A winery in Gothenburg sounds like an April Fool’s joke, but it is not. Nor is it a result of that the feared climate change has made farming conditions favourable in our dear Rainy City, which would be almost as scary as prevailing world politics. This is something completely different. Wine made in Gothenburg, but from grapes of the noblest varieties transported here from well-known areas in France and Germany.
In addition to the wines – which are of course the focus – a restaurant, a wine and oyster bar, as well as a big tasting room are also in the making. CEO and initiator of the project is Kenneth Gustavsson, more famous as the man behind Fine Wines Sweden. Or does anyone remember his career as a football player? A man with many hats. The whole team that he has gathered together represents a lot of experience and has evidently high ambitions. The passion for wine and a great desire to reach the heart of the wine enthusiasts seems more to be the driver than any market potential or financial gain.
Grand opening on April 18!
Yes, I would like to know more about this, so I took the opportunity to visit their winery and talk to Erik Jonsson, winemaker, and Kenneth to find out more a couple of weeks before it opens to the public on April 18.
First and foremost, the location has to be mentioned, both with some scepticism, but above all because it in some way feels totally right. The facility is located in the middle of the old “meat-packing” area of Gamlestan, a stone’s throw (depending on whether you can throw a few hundred meters) from the bus and tram stop, which in about 10 minutes takes me home to central Gothenburg after a visit. There still is a lot of “aromas” from a few remaining smokehouses for the meat industry and some breweries have already established themselves here. But most of the area is in the middle of ongoing change.

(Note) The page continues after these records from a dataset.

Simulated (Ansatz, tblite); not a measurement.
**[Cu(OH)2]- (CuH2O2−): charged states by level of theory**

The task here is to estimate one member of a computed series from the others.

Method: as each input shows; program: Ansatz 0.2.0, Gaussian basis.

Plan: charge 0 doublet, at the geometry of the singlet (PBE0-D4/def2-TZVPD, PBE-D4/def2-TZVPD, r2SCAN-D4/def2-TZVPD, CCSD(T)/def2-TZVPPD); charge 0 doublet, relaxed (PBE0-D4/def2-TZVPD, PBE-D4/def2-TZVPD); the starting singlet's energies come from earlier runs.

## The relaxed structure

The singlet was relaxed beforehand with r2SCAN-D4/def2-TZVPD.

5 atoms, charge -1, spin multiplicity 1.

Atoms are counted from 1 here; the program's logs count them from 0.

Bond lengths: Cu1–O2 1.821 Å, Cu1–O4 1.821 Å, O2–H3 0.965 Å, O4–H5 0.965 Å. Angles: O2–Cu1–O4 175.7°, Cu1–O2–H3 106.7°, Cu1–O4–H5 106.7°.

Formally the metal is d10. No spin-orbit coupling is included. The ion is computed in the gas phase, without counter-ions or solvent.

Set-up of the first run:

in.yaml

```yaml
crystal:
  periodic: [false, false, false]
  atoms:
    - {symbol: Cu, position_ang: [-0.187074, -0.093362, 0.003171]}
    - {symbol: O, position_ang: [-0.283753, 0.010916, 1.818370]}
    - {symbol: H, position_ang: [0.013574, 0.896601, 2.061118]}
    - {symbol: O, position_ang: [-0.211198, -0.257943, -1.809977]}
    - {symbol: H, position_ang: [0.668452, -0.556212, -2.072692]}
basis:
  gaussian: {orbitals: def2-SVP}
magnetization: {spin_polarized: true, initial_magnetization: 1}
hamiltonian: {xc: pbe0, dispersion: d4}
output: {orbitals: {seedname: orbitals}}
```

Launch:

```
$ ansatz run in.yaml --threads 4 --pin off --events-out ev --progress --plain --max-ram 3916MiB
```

The winery worryingly half-finished to be so close to the premiere, but this is apparently as it normally is and everything is according to plan, I was told. However, the potential is easy to see and with some imagination it’s not hard to imagine how it will be, and I imagine it will be awesome! The building itself is an old slaughterhouse where many pigs have lost their lives. A nice and attractive brick building with high ceilings, split on two floors. I had hoped for some nice pictures to catch the atmosphere, but I think you can imagine a messy workplace without photos, so I’ll spare you that.
Gothenburg’s city wines
However, the main focus is the wines. I did not get an opportunity to taste the wines. The first vintage of their rosé (Spätburgunder), Riesling and Syrah will be available for sale in June through their wine club “The Nut Club”, where you can already reserve your bottles. The alternative is to drink them on site at the wine shop and at the restaurant when the wines arrive.
The first vintage is made in Palatinate and in Saint-Joseph, since it is only now that the winery has begun to take shape and it has become possible to make the wine here. The first “real” Gothenburg vintage will be launched late next year (2019).
The first wines, of which there will be three to begin with, are the following, all with the vintage 2017:
- Fistful of Love Spätburgunder Rosé, 180 SEK
- Gimme Gimme Gimme Riesling, 230 SEK
- Wine Mechanic Syrah, 300 SEK
Many questions remain to be answered, in other words, but after a long conversation with Erik and Kenneth it is clearer what their ideas of wine making are and their concept as a whole.
I was extra impressed by Erik, who, despite his modest age of 27, has been able to gain a solid education and experience in the noble art of making wine. An artist’s soul, a little bit oddball, but just as nerdy as I had hoped, in a person who works in the heart of the winery.
Gothenburg’s wine maker
What does Wine Mechanics’ winemaker say about his winding road to become Gothenburg’s first local wine maker?
“Even when was studying for sommelier at Grythyttan, I felt that it seemed more fun to make wine than just talking about it and serving it. So after working as sommelier for a while, including at Eriks Vinbar (Stockholm), I decided to apply for a wine making course in New Zealand. As I mentioned, I have always known that it was not enough to serve someone else’s product; I wanted to do it myself.”
Erik then goes on to describe his wine philosophy when we talked about the wines he has made and will make in Gothenburg:
“It really depends entirely on what purpose the wine has. I have the same approach as when I was a sommelier; I think it’s important to know the basics and the classics before attempting to experiment and test yourself. If you can, you can break the rules! I think it’s wrong to agree with the attitude that one has a philosophy that we refuse to change. Being open to new ideas I think is a good philosophy, but at the same time listen to those who have made wine very long, having methods that work.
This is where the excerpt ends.